Beam Blockage Fraction (BBF) at different range and altitude. The upper row shows the digital terrain model, and the beam blockage percentage for the scans at 0, 1 and 2 degrees of elevation. The blue, green and red segments at 13 degrees azimuth on the maps (above) correspond to the cross section lines shown in the lower plot. The dashed lines represent the Beam Blockage Fraction (BBF) for each elevation at a given range.
Offline calibration of the radar system is performed at least once a year with scheduled maintenance for the calibration of both the transmitter and receiver ends. During normal operations, continuous monitoring on the receiver end is performed by the Built In Test Equipment (BITE), while polar volume quality assessment is performed as part of the regular scan strategy by monitoring variations of the recorded background noise at high elevation (long PTR scan at high elevations) and by solar scans. The polar reflectivity generated by the scan is filtered and corrected from the back-scattering of most of fixed obstacles using a Doppler correction filter27. The products used here are calibrated by the data provider Meteobolzano by taking into account the corrections computed as a results of the monitoring and calibration.

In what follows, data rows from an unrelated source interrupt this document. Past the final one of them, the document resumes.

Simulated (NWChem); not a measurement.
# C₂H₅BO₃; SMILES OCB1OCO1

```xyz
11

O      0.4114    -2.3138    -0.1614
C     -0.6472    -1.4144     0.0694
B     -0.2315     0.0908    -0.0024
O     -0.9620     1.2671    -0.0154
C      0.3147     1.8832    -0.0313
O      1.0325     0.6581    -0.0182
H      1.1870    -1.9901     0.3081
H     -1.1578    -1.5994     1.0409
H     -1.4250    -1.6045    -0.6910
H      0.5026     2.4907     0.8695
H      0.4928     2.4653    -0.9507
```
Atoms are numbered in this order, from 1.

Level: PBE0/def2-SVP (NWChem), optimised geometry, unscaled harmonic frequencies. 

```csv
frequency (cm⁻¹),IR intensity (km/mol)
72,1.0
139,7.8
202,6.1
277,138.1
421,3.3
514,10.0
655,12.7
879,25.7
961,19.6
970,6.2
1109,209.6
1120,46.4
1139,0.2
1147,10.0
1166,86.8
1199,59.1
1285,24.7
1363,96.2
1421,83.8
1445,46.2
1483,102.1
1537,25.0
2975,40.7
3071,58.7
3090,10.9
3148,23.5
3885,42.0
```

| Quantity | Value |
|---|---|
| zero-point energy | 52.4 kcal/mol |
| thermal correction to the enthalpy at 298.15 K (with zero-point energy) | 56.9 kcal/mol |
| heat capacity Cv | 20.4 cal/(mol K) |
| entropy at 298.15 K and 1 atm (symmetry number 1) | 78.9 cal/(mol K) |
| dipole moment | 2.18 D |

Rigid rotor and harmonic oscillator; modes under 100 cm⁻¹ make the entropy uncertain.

Although multiple data products can be derived by the radar, in this data descriptor we focus on the 2D maximum reflectivity MAX(Z) generated from the filtered polar volume provided to the authors from Meteobolzano. The MAX(Z) product is computed as the maximum value (expressed in dBZ) for each pixel of a predefined grid, measured on the vertical section in the filtered and corrected polar volume. For the Mt. Macaion radar, the product consists of a bi-dimensional metric grid of 480 × 480 pixels (projected in UTM 32 N coordinate system), with 500 m pixel size covering an area of 240 km of diameter (27,225 sq km) and centered at the radar site.
Despite the maximum reflectivity is potentially affected by noise, MAX(Z) is still preferred in the case of mountainous environments over alternative features commonly used for quantitative precipitation estimation, e.g. the Constant Altitude Plain Position Indicators (CAPPI). In fact, due to the high operating altitude of the receiver, CAPPI and similar products can miss precipitation events at altitudes lower than the radar location. Moreover, the MAX(Z) products helps alleviating the severe beam blockage that the radar experiences by the nearby mountains at lower elevation scans. Computation of the occlusion experienced by the radar at the first three elevations (0, 1 and 2 degrees) of the volume is displayed in Fig. 2, along with an example cross section. Note that MAX(Z) has been recently adopted as the standard by the pan-european radar composite for real time assessment purposes28.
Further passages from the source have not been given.